06. Destroy After Reading
07. Treasure Chase
08. Krap Radio
09. In Orbit
10. Deathproof
11. Pyramidome
12. Morpheus
13. Volcano


With the death of beloved VOIVOD guitarist Denis "Piggy" D'amour, the world lost one of its most visionary axemen. Honoring one of his last requests, his bandmates retrieved files full of riffing from his laptop, and painstakingly cobbled songs together from the raw, unfinished guitar tracks. Anyone with a passing knowledge of rock recording, where the drums always go first, will understand what a difficult undertaking this would be, even without the emotional weight of having lost a friend and comrade-in-arms.
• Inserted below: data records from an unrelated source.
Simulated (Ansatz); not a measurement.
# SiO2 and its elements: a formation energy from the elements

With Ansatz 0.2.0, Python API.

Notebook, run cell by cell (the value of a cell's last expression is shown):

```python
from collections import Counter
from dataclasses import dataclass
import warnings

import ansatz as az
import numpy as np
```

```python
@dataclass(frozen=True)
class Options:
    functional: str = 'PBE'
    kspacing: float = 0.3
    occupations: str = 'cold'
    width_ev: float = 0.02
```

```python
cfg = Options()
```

Thus, it's remarkable that "Infini" (and its predecessor, 2006's "Katorz") exist at all. Given the circumstances, it makes it really, really hard to say a contrary word about the record (and if you're a shameless and slavish VOIVOD fan, like I am, it makes such blasphemy even more difficult). Luckily, while "Infini" is an uneven record, it's definitely got enough of VOIVOD's signature latter-day brooding, proggy hard rock to please the faithful, and those are pretty much the only people buying VOIVOD records in 2009, so no boy-do-I-feel-like-shit-about-this hatchet job is necessary.

It was looking grim, though, with one of the album's weakest tracks, the lackluster "God Phones", inexplicably picked as the opener. The problem, here and elsewhere, isn't always Piggy's riffing, but a general lack of inspiration in the rest of the players — particularly on the part of vocalist Denis "Snake" Belanger, who's reduced to half-heartedly doling out lines like "came to rock and roll / came to steal your soul" and "you're filling my head / with krap in my head" (from the otherwise decent "Krap Radio"). His low point comes during "Earthache", where the riff is fine, Jason Newsted beefs it up with a cool bass part, and then Snake mumbles, for a chorus, "blah blah blah, is that all you say?" Is that all you have to say? Really?

But for a good chunk of "Infini", the band continues where they left off on "Katorz" — simpler, stripped-down verse-chorus-verse rockers with a wide array of emotions and moods conveyed by the rumbling thunder of Michel "Away" Langevin's drumming and Piggy's unorthodox chords and notes. Exuberant raveups like the hard-driving "Deathproof" and the hypnotic, galloping album closer "Volcano" play well next to wistful, moody tracks like "Treasure Chase" and the angular, cranky "Pyramidome". The dark and plaintive "A Room With a V.U". comes close to capturing the technical, isolated atmosphere of the "Nothingface" era, while "Destroy After Reading" is a seething, bare-bones tale of paranoia that recalls KILLING JOKE at their most metallic and claustrophobic.

So, at the end of the day, is it the VOIVOD record you'd play to initiate someone into the Iron Gang? Is it the VOIVOD record you'd take to that hypothetical desert island if you could only pack one? Of course it isn't. You knew it wasn't going to be, and I doubt the surviving band members would try to tell you otherwise. What "Infini" represents, though, is part of why VOIVOD was and is such an important band — a triumph over painful adversity, a promise fulfilled to a fellow traveler whose journey was unfairly cut short, and another weird, proud hoist of the freak flag from a band whose very off-putting idiocyncrasies forged such a strong bond with the few of us who got it. Those who care won't buy "Infini" out of some sense of reluctant duty, although we would, if it came to that. Despite its necessary limitations, it's still got plenty of that deep-freeze outer space quantum mojo that, in one mutated form or another, has been knocking us on our asses for over twenty years.

Rest in peace, Piggy!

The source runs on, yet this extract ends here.